First batch of regional protection force to arrive in South Sudan soon: UN

By Denis Elamu JUBASouth Sudan  (Xinhua) -- The first batch of the much awaited African peacekeeping force with mandate to restore peace in South Sudan will arrive in the country soon, the United Nations peacekeeping chief revealed Tuesday.

The Under Secretary-General for Peacekeeping operations Herve Ladsous told journalists in Juba that the delayed deployment of the protection force was due to hiccups in getting clearance from the government.

“We are sparing no effort to speed up (deployment of protection force). I think I can say that in the next few weeks you will see the first vanguard of the protection force being deployed here in Juba,” Ladsous said.

“The deployment of the regional protection force, we are working actively on it. We did lose time because there was a delay in getting clearances and authorization here (in South Sudan),” he added.

The United Nations Security Council (UNSC) issued Resolution 2304 in August last year, allowing deployment of more than 4,000 troops to beef up the existing 13,000 UN Mission in South Sudan (UNMISS) force.

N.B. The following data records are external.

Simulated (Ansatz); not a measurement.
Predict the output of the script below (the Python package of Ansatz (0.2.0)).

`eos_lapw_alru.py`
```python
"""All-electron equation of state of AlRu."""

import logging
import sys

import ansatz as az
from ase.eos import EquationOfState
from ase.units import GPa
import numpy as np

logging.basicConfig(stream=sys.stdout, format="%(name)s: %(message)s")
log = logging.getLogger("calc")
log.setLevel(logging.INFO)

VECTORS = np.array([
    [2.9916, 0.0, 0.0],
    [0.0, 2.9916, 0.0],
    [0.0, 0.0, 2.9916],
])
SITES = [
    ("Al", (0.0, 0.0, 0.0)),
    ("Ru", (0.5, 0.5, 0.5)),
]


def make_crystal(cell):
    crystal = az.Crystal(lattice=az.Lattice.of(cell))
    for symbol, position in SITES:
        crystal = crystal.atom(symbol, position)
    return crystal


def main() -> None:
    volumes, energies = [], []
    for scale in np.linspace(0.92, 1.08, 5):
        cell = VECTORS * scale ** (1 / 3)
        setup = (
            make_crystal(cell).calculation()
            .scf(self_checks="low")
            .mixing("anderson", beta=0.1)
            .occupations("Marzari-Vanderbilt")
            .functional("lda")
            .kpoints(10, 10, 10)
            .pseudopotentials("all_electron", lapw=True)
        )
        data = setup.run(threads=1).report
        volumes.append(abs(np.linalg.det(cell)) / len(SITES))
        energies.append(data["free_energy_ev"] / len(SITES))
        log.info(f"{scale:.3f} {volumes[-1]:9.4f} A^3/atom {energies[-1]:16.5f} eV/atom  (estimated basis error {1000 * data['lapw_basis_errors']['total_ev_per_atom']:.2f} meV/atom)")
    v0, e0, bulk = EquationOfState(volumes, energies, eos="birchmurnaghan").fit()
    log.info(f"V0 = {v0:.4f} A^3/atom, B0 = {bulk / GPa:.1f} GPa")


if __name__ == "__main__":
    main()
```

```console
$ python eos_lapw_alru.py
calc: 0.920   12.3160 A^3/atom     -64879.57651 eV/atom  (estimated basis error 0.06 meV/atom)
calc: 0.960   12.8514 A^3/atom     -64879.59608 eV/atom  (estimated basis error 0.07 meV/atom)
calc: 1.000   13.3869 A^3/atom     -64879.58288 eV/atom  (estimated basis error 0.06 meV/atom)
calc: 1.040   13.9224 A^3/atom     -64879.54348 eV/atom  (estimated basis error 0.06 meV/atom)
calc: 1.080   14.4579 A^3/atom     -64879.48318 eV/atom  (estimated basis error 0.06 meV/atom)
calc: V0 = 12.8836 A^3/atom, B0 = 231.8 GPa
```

South Sudan accepted the deployment of the protection force in November 2016 but later reneged in January this year following renewed clashes in the capital between forces loyal to President Salva Kiir and rebel leader Riek Machar who is in exile in South Africa.

The fighting that left about 300 soldiers dead, also spread near to the UN Juba base in which thousands of internally displaced persons are seeking shelter resulting in the death of some three Chinese peacekeepers.

It further spread to once peaceful Equatorial region with the UN warning of ethnic cleansing leading to genocide in the aftermath of heinous atrocities being visited on largely civilians in the remote town of Yei Southwest of the capital.

“The situation in this country remains a source of many concerns an issue that the Secretary General since he came in the UN in January has put among his chief concerns,” Ladsous said.

He added the volatile situation remains under the close scrutiny of the UNSC which failed in it’s attempts to impose arms embargo on South Sudan.

The outgoing peacekeepers chief said they were very alarmed by the very serious humanitarian situation, and worrisome security issues of fighting that takes place in many parts of the country.

“In this context it’s clear that there can’t be military solution but political solution,” he said.

Ladsous also revealed that President Kiir vowed after the two held meeting in Juba to support the protection force and protect aid workers that have increasingly suffered from restricted movements while reaching out to those faced with famine.

In late February, the UN declared famine in some parts of the country with 100,000 people starving, and 1 million on the brink of starvation and a further 5.5 million in dire need of food assistance caused by more than three years of fighting since December 2013.

“We have faced a number of impediments in terms of freedom of movement, getting clearances, very importantly the humanitarian actors have been severely impeded in their actions on the ground,” he said.

“I think South Sudan is one of the countries in the world where we have had humanitarian workers being prevented from doing their work, being killed or injured on their job,” he added.